Further down the hierarchy of the imperial system
are the 'semi-autonomous client regimes' (SACR). These include
Brazil, South Korea, South Africa, Taiwan, Argentina, Saudi Arabia,
Chile and lately Bolivia. These states have a substantial national
economic base of support, through public or private ownership
of key economic sectors. They are governed by regimes, which pursue
diversified markets, though highly dependent on exports to the
emerging imperial states. On the other hand these states are highly
dependent on imperial state
military protection (Taiwan, South Korea and Saudi Arabia) and
provide regional military bases for imperial operations. Many
are resource-dependent exporters (Saudi Arabia, Chile, Nigeria
and Bolivia) who share revenues and profits with the multi-nationals
of the imperial states. They include rapidly industrialized countries
(Taiwan and South Korea), as well as relatively agro-mineral export
states (Brazil, Argentina and Chile). The wealthy oil states have
close ties with the financial ruling classes of the imperial counties
and invest heavily in real estate, financial instruments and Treasury
notes which finance the deficits in
the US and England. On key issues such as imperial wars in the
Middle East, the invasion of Haiti, destabilizing regimes in Africa,
support for global neo-liberal policies and imperial takeovers
of strategic sectors, they collaborate with rulers from the CIS
and the NEIP. Nevertheless, because of powerful elite interests
and in some cases of powerful national social movements, they
come into limited conflicts with the imperial powers. For example,
Brazil, Chile and Argentina disagree with the US efforts to undermine
the nationalist Venezuelan
government. They have lucrative trade, energy and investment relations
with Venezuela. In addition they do not wish to legitimize military
coups, which might threaten their own rule and legitimacy in the
eyes of an electorate partial to President Chavez. While structurally
deeply integrated into the imperial system, the SACR regimes retain
a degree of autonomy in formulating foreign and
domestic policy, which may even conflict or compete with imperial
interests.
Despite their 'relative autonomy', the regimes
also provide military and political mercenaries to serve the imperialist
countries. This is best illustrated in the case of Haiti. Subsequent
to the US invasion and overthrow of the elected Aristide Government
in 2004, the US succeeded in securing an occupation force from
its outright client and 'semi-autonomous' client regimes. President
Lula of Brazil sent a major contingent. A Brazilian General headed
the entire mercenary military force. Chile's Gabriel Valdez headed
the United Nations occupation administration as the senior official
overseeing the bloody repression of Haitian resistance movements.

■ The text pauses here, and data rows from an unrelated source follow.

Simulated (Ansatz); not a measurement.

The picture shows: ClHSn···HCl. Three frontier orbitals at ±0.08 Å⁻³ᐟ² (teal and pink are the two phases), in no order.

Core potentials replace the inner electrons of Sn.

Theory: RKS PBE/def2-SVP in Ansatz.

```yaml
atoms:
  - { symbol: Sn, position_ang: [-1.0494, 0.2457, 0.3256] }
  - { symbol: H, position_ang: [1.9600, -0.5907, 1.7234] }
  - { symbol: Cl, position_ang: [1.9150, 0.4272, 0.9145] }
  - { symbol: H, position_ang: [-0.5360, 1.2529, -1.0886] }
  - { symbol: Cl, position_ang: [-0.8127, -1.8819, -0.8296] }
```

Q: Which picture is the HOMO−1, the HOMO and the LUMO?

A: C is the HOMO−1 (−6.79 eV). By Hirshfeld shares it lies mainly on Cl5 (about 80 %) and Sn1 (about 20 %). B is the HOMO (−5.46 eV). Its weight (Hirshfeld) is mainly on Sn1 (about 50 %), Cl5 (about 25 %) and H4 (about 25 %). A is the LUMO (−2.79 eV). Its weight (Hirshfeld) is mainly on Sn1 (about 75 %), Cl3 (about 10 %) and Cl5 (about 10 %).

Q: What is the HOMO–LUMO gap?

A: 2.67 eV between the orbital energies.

Other 'semi-autonomous' clients, such as Uruguay and Bolivia,
added military contingents along with soldiers from client regimes
such as Panama, Paraguay, Colombia and Peru. President Evo Morales
justified Bolivia's continued military collaboration with the
US in Haiti under his presidency by citing its 'peacekeeping role',
knowing full well that between December 2006 and February 2007
scores of Haitian poor were slaughtered during a full-scale UN
invasion of Haiti's poorest and most densely populated slums.
The key theoretical point is that given Washington
current state of being tied down in two wars in the Middle East
and West Asia, it depends on its clients to police and repress
anti-imperialist movements elsewhere. Somalia, as in Haiti, was
invaded by mercenaries by Ethiopia, trained, financed, armed and
directed by US military advisers. Subsequently, during the occupation,
Washington succeeded in securing its African clients (via the
so-called Organization of
African Unity according to the White House's stooge, Ugandan Army
spokesman Captain Paddy Ankunda) to send a mercenary occupation
army to prop up its unpopular client Somali warlord ruler. Despite
opposition from its Parliament, Uganda is sending 1500 mercenaries
along with contingents from Nigeria, Burundi, Ghana and Malawi.
At the bottom of the imperial hierarchy are the client collaborator
regimes (CCR). These include Egypt, Jordan, the Gulf States, Central
American and Caribbean Island states, the Axis of Sub-Saharan
States (ASS) (namely Kenya, Uganda, Ethiopia, Rwanda and Ghana),
Colombia, Peru, Paraguay, Mexico, Eastern European states (in
and out of the European Union), former states of the USSR (Georgia,
Ukraine, Kazakhstan, Latvia, etc), Philippines, Indonesia, North
Africa and Pakistan. These countries are governed by authoritarian
political elites dependent on the imperial or NEIP states for
arms, financing and political support. They provide vast opportunities
for
exploitation and export of raw materials. Unlike the SACR, exports
from client regimes have little value added, as industrial processing
of raw materials takes place in the imperial countries, particularly
in the NEIP. Predator, rentier, comprador and kleptocratic elites
who lack any entrepreneurial vocation rule the CCR. They frequently
provide mercenary soldiers to service imperial countries intervening,
conquering, occupying and imposing client regimes in imperial
targeted countries. The client regimes thus are subordinate collaborators
of
the imperial powers in the plunder of wealth, the exploitation
of billions of workers and the displacement of peasants and destruction
of the environment.
The structure of the imperial system is based
on the power of ruling classes to exercise and project state and
market power, retain control of exploitative class relations at
home and abroad and to organize mercenary armies from among its
client states. Led and directed by imperial officials, mercenary
armies collaborate in destroying autonomous popular, nationalist
movements and independent states.
Client regimes form a crucial link in sustaining
the imperial powers. They complement imperial occupation forces,
facilitating the extraction of raw materials. Without the 'mercenaries
of color' the imperial powers would have to extend and over-stretch
their own military forces, provoking high levels of internal opposition,
and heightening overseas resistance to overt wars of re-colonization.
Moreover client mercenaries are less costly in terms of financing
and reduce the loss of imperial soldiers. There are numerous euphemistic
terms used to describe these client mercenary forces: United Nations,
Organization of American States and Organization of African Unity
'peacekeepers', the 'Coalition of the Willing' among others. In
many cases a few white imperial senior officers command the lower
officers and soldiers of color of the client mercenary armies.